Discussion is one of the organic ways through which human interaction occurs, but not all discussion is created equal in the math classroom. The tone of discussion relies on the mode of listening (Davis, 1996). Most classroom talk focuses on an evaluative mode of listening. Students are expected to share, compare, and contrast solutions to problems.
I do think that justification of their solutions gets at some important points regarding mathematical reasoning, but would like to move the discussion to center around that exact feature–the reasoning.
Rather than piecing together the pieces of isolated reasoning (which I still think has value), I want to see a collective reasoning emerge through the discussion. Students don’t “think-pair-share” their solutions; students bring their conceptualizations and reason to a collective understanding. There is something about the power of this collectivity that makes the learning unique. (And I am insanely interested in how it differs, why it differs, and if it is viable in a classroom).
To try and harness this type of reasoning, I created (with my students) a series of “Fraction Squares” inspired by a keynote given by Ilana Horn and SUM2015. They all involve a dissection of a square using straight lines.
I project a Fraction Square, shade a section, and ask, “What fraction of the square is shaded?“
I moderate the discussion and entertain all solutions. It isn’t long until the discussion no longer runs through me. The students turn, pull out paper, run to the board, and justify their thinking.
As they talk about slicing the sections into pieces, I do my best in interject precise vocabulary. For instance, a student might say, “A half of a half is a quarter”, and I may probe this to elicit which operation they are really talking about. I don’t push the standard algorithm of multiplying fractions, but write number sentences beside their quotations.

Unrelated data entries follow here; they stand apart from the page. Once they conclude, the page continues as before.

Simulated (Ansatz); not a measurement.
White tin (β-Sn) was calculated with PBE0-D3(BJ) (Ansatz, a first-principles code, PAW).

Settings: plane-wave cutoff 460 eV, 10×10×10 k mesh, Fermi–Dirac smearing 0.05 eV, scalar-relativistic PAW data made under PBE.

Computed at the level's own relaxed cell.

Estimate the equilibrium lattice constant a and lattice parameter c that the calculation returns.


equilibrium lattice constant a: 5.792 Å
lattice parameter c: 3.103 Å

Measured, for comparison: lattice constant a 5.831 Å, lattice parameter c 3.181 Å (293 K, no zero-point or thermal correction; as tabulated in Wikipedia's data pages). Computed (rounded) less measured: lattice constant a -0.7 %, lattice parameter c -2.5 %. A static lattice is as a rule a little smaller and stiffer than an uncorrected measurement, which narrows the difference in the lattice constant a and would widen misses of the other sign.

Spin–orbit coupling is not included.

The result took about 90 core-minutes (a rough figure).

This way, the vocabulary and notation is slowly imbibed into their collective action. Students start to talk about the four operations (instances of division by fractions are rare), and the number sentences act as a bridge to conceptualize the standard fraction algorithms. It provides an active visualization of processes like creating a common denominator. The picture is not presented and explained; the picture is presented and then acted out through collective discussion. In a sense, it becomes personal.
Some groups may focus on certain lines of argument, and others find them completely disinteresting. It is the job of the teacher to remain fluid, keep end goals in mind, and network the collective.
Some other prompts to use:
Above are a few more examples of fraction squares my students created this year. After a few fraction talks, have your students do the same and then exchange them. These seem to introduce enough perplexity to facilitate a collective discussion where students think out loud to arrive at a strong conceptualization of part-whole relationships.
Davis, B. (1996) Teaching mathematics: Toward a sound alternative. New York, NY: Garland.